Middle East horrors underline success of the Good Friday Agreement

Former taoiseach Bertie Ahern and former Sinn Fein president Gerry Adams at the three-day international conference to mark the 25th anniversary of the Belfast/Good Friday Agreement.
As the horrors unfolded in Israel and Gaza last weekend, it prompted comparisons with our own peace process and how visionaries and risk-takers dictate the paths nations take for generations. In the final weeks of his presidency in 2000, US president Bill Clinton tried to broker a peace deal between the Israelis and Palestinians. It was the culmination of efforts by Clinton to replicate his success in Northern Ireland in the Middle East but his attempt failed.

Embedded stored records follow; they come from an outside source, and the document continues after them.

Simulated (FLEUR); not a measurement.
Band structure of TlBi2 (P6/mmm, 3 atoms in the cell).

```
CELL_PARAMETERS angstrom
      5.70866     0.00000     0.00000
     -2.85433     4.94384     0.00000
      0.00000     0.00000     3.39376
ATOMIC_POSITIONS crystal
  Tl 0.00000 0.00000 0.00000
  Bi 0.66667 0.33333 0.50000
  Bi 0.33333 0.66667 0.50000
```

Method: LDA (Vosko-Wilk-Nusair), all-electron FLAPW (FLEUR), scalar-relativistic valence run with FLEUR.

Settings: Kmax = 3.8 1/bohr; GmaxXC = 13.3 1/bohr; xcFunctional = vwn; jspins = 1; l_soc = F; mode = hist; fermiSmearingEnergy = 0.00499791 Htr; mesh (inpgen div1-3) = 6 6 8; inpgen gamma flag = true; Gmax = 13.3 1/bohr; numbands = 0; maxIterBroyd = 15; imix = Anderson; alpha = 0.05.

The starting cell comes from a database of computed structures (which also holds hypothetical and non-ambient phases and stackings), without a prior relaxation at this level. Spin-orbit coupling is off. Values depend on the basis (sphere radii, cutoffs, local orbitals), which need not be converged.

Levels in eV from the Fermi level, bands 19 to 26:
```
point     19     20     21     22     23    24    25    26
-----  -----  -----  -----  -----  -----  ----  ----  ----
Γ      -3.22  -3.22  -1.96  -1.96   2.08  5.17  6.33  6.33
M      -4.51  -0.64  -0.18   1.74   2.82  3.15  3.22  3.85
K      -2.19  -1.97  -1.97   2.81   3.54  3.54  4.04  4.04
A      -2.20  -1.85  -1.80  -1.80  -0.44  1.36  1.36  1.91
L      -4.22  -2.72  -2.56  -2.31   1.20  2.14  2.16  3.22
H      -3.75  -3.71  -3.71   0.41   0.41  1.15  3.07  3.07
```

During that pivotal time in the 1990s, the Israeli-Palestine conflict didn’t produce a figure of the calibre of John Hume. A new book called ‘The Persuader’ has revealed that Hume was minutes away from leaving politics in 1992 only to be talked out of his impending decision by close ally Mark Durkan. This sensational story has been kept secret for three decades, but it’s scary to think how different the history of modern Ireland would have been if Hume had gone ahead with his resignation.
The Middle East peace process also didn’t have its equivalent of Gerry Adams and Martin McGuiness who persuaded the militants to lay down their arms; neither did it have a David Trimble: leaders who are able to bring a majority of their own constituency with them.
The legacies of Bertie Ahern and Tony Blair have been tarnished by their respective actions in other areas of their careers, but it was they who propelled the process to its culmination in the Good Friday Agreement. Ahern and Blair had a strong personal relationship, as did Albert Reynolds and John Major before them. Every one of them was crucial to peace emerging, as were less lauded but equally significant figures such as Mo Mowlam and George Mitchell.
Clinton couldn’t find figures of similar calibre in the Middle East in 2000. Poignantly, a poll in 2011 found that, by then, 58% of Israelis and 50% of Palestinians supported a two-state solution based on Clinton’s proposals in December 2000.
A similar opportunity has not been within the grasp of the Israelis and Palestinians since. The ramifications of the latest violence will surely be felt for years to come as the spiral of violence grows more gruesome.
Many people have come to take the Good Friday Agreement for granted. The DUP and their Brexiter allies even want to alter or dismantle it. What is taking place in the Middle East is a chilling reminder of the terror that could be still happening in Ireland, and how grateful we should be for the path people of vision took in the 1990s.
Maybe it’s because of the rugby World Cup but it felt like the budget was attracting more attention during the summer than it has in the last week. You may remember the letter from the three Fine Gael junior ministers putting pressure on Fianna Fáil’s Michael McGrath in the lead-up to his first budget. It was all a bit weird but hints of tension in the coalition were quickly smacked down.
McGrath has performed an effective double-act with his FG counterpart, Paschal Donohoe, since this coalition was formed. Indeed, they have shown the more undisciplined government ministers how they should behave.
The late Brian Lenihan was the last Fianna Fáil Minister of Finance before McGrath. Lenihan is now regarded as a noble but tragic figure, who died long before his time due to illness. His valiant endeavours couldn’t save Ireland from losing its economic sovereignty.
It is with Lenihan’s predecessors that McGrath will want to avoid any comparison. Few, including in the media and even the opposition, shouted stop during the early years of this century but the actions of the 2002-07 FF/PD coalition government sent the nation hurtling towards the economic crash.
McGrath has a reputation as a politician who can be trusted with the nation’s finances, basically a mirror-image of his FG counterpart Donohoe. Nonetheless, this is his big moment and how McGrath performs will impact on his own, and his party’s, political future.
The era of corporation tax bonanzas appears to be coming to an end. McGrath will not want to be accused of over-heating (one of the great buzz-words of economists) the economy while also making sure voters are aware of benefitting from the budget.
Few will bet against Social Protection Minister Heather Humphreys doing as well for her department as she did last year. Humphreys is a wily and capable minister; another wily minister, Simon Harris, will be keeping an eye on Humphreys in any future FG leadership race.